CRA urges swift action following digital platforms inquiry
Following the ACCC’s recent Digital Platforms Inquiry, Australia’s radio industry body Commercial Radio Australia has urged the government to swiftly adopt reforms.
As AdNews reports, the government responded to the inquiry by recognising a need for reform with regards to platforms like Google and Facebook to address the impact they have on Aussie business and journalism.
“Google and Facebook have grown to have almost unfettered market power with significant impacts on consumers that must be addressed,” said ACCC chair Rod Sims.
CRA chief executive Joan Warner welcomed the Government’s response that it intends to review the way the media is regulated in Australia.
“The Government has responded within their stated time frame, which is an encouraging sign of how seriously they are taking these issues and their intent to bring about change,” said Warner.
CRA reiterated the belief that commercial radio is overregulated. Warner said she hoped that a review of local content requirements and associated compliance, as it remains a burden on local radio stations.
“The industry is very pleased there will be concrete moves towards harmonisation of media regulation, as commercial radio remains one of the most overregulated platforms in the media and communications sector,” she said.
“We hope the “phased” approach does not mean we have to wait years for effective change nor will have to go through another round of inquiries and submission writing.”

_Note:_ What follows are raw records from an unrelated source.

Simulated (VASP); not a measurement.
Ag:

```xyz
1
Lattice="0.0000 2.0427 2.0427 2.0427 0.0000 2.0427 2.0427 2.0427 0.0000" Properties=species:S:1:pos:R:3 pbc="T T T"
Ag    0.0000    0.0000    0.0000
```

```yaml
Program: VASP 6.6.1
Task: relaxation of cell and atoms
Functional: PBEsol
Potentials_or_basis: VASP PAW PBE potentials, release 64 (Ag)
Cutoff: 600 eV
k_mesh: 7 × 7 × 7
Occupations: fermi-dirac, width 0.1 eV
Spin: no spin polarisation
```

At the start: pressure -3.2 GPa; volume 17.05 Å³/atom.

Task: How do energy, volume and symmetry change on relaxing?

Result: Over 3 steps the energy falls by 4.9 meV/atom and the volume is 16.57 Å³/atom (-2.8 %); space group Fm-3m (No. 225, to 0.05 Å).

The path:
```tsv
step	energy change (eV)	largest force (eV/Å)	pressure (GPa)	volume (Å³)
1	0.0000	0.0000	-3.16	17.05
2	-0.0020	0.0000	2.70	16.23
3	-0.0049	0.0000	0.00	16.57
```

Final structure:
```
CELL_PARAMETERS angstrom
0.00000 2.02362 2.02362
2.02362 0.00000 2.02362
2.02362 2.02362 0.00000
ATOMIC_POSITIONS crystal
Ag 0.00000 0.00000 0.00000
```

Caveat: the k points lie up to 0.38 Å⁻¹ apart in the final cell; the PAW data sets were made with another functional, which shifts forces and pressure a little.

“We also note the Government has specifically stated it will review Australian and children’s content requirements for free-to-air television services.
“We assume that the heavy local content requirements and associated compliance burden on local radio stations will also be part of any such review in the light of the Government’s stated wish to have a more harmonious and fair media regulation framework that can be applied across digital and traditional media.”
CRA also said it looks forward to the development of a practical and workable voluntary codes to address the “power imbalance”.